What has changed? A cynical conclusion would be that Sir Victor Blank, Mirror's chairman, has cooled on the prospect of a deal with Trinity now that he is no longer being promised the role of chairman in the combined group. Like Mr Montgomery, he has come to believe that Trinity should be forced to pay a premium for management control.
There's more to it than that, however. Regional Independent Media, backed by deep-pocketed venture capitalists, has already offered 200p in cash for each Mirror share, and is considering upping its bid. Even after yesterday's share price jump, Trinity's cash-and-shares offer is only worth 213p per Mirror share - well short of the 220p-230p that analysts think the company is worth.

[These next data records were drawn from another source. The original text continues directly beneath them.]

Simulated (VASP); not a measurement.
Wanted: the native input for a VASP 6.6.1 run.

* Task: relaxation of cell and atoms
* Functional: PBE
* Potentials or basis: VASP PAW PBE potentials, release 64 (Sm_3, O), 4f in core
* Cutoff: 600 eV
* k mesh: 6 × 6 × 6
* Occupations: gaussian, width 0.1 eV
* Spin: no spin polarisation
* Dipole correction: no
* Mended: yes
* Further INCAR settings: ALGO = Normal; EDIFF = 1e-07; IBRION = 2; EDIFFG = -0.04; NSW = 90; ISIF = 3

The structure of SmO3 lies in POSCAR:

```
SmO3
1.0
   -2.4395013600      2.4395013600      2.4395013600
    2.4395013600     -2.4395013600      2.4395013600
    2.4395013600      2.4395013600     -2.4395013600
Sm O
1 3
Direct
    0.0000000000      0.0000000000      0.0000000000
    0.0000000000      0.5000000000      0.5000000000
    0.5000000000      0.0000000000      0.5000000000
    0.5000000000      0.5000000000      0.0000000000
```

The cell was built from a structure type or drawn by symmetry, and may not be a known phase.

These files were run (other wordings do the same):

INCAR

Ultimately these are all just skirmishes in what remains a phoney war. The fact is that, until the Monopolies and Mergers Commission has cleared both potential bidders, neither is in a position to launch a firm offer. Given that the MMC investigation will take at least three months, any discussion of value in the meantime is largely futile.
RIM is likely to register its interest in Mirror with the Department of Trade and Industry this week, triggering the MMC enquiry. The Mirror board needs Trinity to throw its hat in the ring as well, so that there are still two bidders around to force up the price in three months' time. At the end of all this, Mirror shareholders won't tolerate being left empty-handed.